Mike Brown and James Winberg, the hardworking co-owners of Travail Kitchen & Amusements, have known each other less than two years, and yet they work together as if they're lifelong pals; at least their adventurous cooking tastes that way.
The collaborative aura that blossomed during their brief but shining tenure at the nearby Victory 44 has been kicked up several notches. All staffers in this downtown Robbinsdale hot spot both cook and serve, and everyone contributes to developing the constantly changing menu. Dining here is a blast.
Contemporary bells and whistles are the name of the game, with flavors and textures manipulated through a playful parade of powders, foams, gelatins, tapioca pearls and scents, then packaged into 15 or so options that range from small plates to meal-sized entrees. How Brown and Winberg keep this entertaining circus afloat while charging Panera prices is a mystery, but hey, I'm not complaining.
Here's what keeps this particular brand of conceptual cooking from veering into silliness or irrelevance: It tastes good. Great, even. Witness the successful iterations of deconstructed (and beautifully re-constructed) dishes. One, labeled "chicken pot pie," pulled apart the classic formula's primary elements, glossed them over like Angelina Jolie walking the red carpet and then meticulously reassembled them into glamorous fall comfort food.
Never heard of gorlami? Me, either. Turns out it's a made-up name, inspired by a line from Quentin Tarantino's "Inglourious Basterds," but its fabulous flavors were entirely real: a tender, buttery pasta ribbon laid out on a slow-cooked sweet corn pudding and dressed with caramelized bits of zucchini and finished with a tangy goat's milk froth.
Rabbit was prepared four ways on a single plate -- the leg, confit-style, was fall-apart magnificent -- with the loin served with the animal's bones fanning out like a gravity-defying Calatrava bridge. Seared scallops were perfectly calibrated against a cauliflower purée and a delicately poached Asian pear.

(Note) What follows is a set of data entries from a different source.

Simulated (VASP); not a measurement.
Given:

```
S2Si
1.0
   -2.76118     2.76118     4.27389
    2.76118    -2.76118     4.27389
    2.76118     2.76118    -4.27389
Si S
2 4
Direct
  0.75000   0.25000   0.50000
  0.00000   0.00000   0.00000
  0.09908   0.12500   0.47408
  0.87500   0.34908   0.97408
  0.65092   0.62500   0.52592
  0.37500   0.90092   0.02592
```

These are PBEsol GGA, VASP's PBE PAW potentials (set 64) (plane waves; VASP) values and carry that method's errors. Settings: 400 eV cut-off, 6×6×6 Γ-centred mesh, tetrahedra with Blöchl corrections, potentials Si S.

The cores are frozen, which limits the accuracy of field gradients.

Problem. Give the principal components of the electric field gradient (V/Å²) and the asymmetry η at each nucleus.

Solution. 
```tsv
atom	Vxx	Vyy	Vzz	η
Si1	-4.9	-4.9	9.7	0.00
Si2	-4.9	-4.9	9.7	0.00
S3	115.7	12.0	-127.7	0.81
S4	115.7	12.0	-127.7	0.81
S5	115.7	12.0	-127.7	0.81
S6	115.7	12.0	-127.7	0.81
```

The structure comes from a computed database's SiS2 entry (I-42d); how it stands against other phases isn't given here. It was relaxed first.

A carefully prepared assortment of rillettes, pâtés and tartares is joined by such exoticisms as deep-fried pig trotter and rabbit mortadella. Another fat-is-fab example: the French fries. Turns out they're brushed in bacon fat the second they're yanked from the deep fryer, then tossed with herbs. They are ridiculously addictive.
Those in search of a bar basic won't be disappointed. The burger is terrific, juicy, brightly seasoned and lavishly dressed. The fried catfish sandwich was a revelation.